Here, \(\sigma _z\) is a Pauli Z operator and \(M_{00\ldots 0}\) is a projection measurement operator of state \(|0\rangle ^{\otimes {\log (M)}}\). See “Methods” for specified derivations. The asymptotic complexities of the loss and decision circuits are linear with regard to the amount of training data. \(\mathcal {U}_{\phi , \mathcal {S}}\) can be prepared with \(\mathcal {O}(MN)\) operations4. See “Methods” for the specific realization used in this article. Because \(V(\varvec{\theta })\) has \(\mathcal {O}(\textrm{polylog}(M))\) depth and the SWAP test requires only \(\mathcal {O}(N)\) operations, the overall run-time complexity of evaluating \(\mathcal {L}_{\phi , \lambda }(\varvec{\theta };\mathcal {S})\) and \(f_{\phi , \lambda }(\textbf{x}; \varvec{\theta }, \mathcal {S})\) with bounded error \(\varepsilon\) is \(\mathcal {O}(\varepsilon ^{-2}MN)\) (see the Supplementary Fig. S5 online for numerical verification of the scaling). Similarly, the complexity of estimating \(\mathcal {R}(\varvec{\theta })\) with accuracy \(\varepsilon\) is \(\mathcal {O}(\varepsilon ^{-2}\textrm{polylog}(M))\) due to two parallel \({V(\varvec{\theta })}\)s and \(\mathcal {O}(\log (M))\) CNOT gates.

Figure 2
figure 2

Variational quantum approximated support vector machine. The white round boxes represent classical calculations whereas the yellow round boxes represent quantum operations. The white arrows represent the flow of classical data whereas the black arrows represent the embedding of classical data. The grey areas indicate the corresponding training phase of each iteration. The regularization circuit in the black dashed box can be omitted for a hard-margin case where \(C\rightarrow \infty\).

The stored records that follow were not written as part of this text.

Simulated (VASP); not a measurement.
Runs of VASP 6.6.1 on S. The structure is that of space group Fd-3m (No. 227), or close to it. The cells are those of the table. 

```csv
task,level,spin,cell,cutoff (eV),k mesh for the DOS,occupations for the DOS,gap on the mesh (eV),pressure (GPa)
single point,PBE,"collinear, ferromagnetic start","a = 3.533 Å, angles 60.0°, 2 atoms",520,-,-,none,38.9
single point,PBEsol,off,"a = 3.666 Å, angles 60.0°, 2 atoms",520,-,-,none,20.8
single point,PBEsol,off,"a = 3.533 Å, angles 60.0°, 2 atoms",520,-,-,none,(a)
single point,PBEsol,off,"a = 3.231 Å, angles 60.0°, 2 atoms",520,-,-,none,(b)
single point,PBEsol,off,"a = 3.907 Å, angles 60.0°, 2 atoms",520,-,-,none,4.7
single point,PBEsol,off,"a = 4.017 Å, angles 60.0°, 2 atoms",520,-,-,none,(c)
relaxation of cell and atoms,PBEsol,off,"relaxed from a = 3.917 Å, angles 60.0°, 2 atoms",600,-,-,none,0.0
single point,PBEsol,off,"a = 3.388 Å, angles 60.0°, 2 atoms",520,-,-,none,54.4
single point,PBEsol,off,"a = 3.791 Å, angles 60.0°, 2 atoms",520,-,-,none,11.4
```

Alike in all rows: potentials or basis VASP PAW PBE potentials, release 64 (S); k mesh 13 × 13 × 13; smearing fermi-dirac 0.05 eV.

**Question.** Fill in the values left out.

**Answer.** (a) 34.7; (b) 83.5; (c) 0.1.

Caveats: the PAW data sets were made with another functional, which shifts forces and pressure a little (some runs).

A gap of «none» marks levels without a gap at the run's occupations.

We propose a variational quantum approximate support vector machine (VQASVM) algorithm that solves the SVM optimization problem with VQA25 and transfers the optimized parameters to classify new data effectively. Figure 2 summarizes the process of VQASVM. We estimate \(\varvec{\theta }^\star\), which minimizes the objective function; this is then used for classifying unseen data:

$$\begin{aligned} \varvec{\theta }^{\star } = \mathop {\mathrm {arg\,min}}_{\varvec{\theta }}{\mathcal {L}_{\phi , \lambda }\left( \varvec{\theta };\mathcal {S}\right) }+\frac{1}{C}\mathcal {R}(\varvec{\theta }),~\hat{y}=\textrm{sgn}\left\{ f_{\phi , \lambda }\left( \hat{\textbf{x}};\varvec{\theta }^{\star }, \mathcal {S}\right) \right\} . \end{aligned}$$
(14)

Following the general scheme of VQA, the gradient descent (GD) algorithm can be applied; classical processors update the parameters of \(\theta _i\), whereas the quantum processors evaluate the functions for computing gradients. Because the objective function of VQASVM can be expressed as the expectation value of a Hamiltonian, i.e.,

$$\begin{aligned} \mathcal {L}(\varvec{\theta };\mathcal {S})+\frac{1}{C}\mathcal {R}(\varvec{\theta })=\langle \varvec{+}|V(\varvec{\theta })^\dagger \otimes V(\varvec{\theta })^\dagger H V(\varvec{\theta })\otimes V(\varvec{\theta }) |\varvec{+}\rangle , \end{aligned}$$
(15)

where \(H=\sum _{ij=0}^{M-1}\left[ y_iy_jk(\textbf{x}_i,\textbf{x}_j)+\frac{1}{\lambda }y_iy_j+\frac{1}{C}\delta _{ij}\right] |i\rangle \langle i|\otimes |j\rangle \langle j|\), the exact gradient can be obtained by the modified parameter-shift rule38,39. GD converges to a local minimum after \(\mathcal {O}(\log (1/\delta ))\) iterations with the difference \(\delta\)29 given that estimation error of the objective function is smaller than \(\delta\). Therefore, the total run-time complexity of VQASVM is \(\mathcal {O}(\varepsilon ^{-2}\log ({1/\varepsilon }) M N \textrm{polylog}(M))\) with error of \(\varepsilon\) as the number of parameters is \(\mathcal {O}(\textrm{polylog}(M))\).

Figure 3
figure 3

Experiments on a ibmq_montreal cloud NISQ processor. (a) The toy training (letters) and test (asterisk) data are shown here in a Bloch sphere. The color indicates the true class label of the data; i.e., red = class A, and blue = class B. The letters A represent the training data of class A, and letter B represents the training datum of class B. (b) classification results performed on ibmq_montreal QPU (diamonds) and a simulation with noise (squares) compared to theoretical values(solid line). \(f_{\phi , \lambda }\) is the decision function value of each test datum. The letters A and B represent the training data, located at their longitudinal coordinates on the Bloch sphere (\(\textrm{x}_0\)). Curved dashed lines are the sine-fitting of the ibmq_montreal results. Values inside the round brackets in the legend are the classification accuracy rates.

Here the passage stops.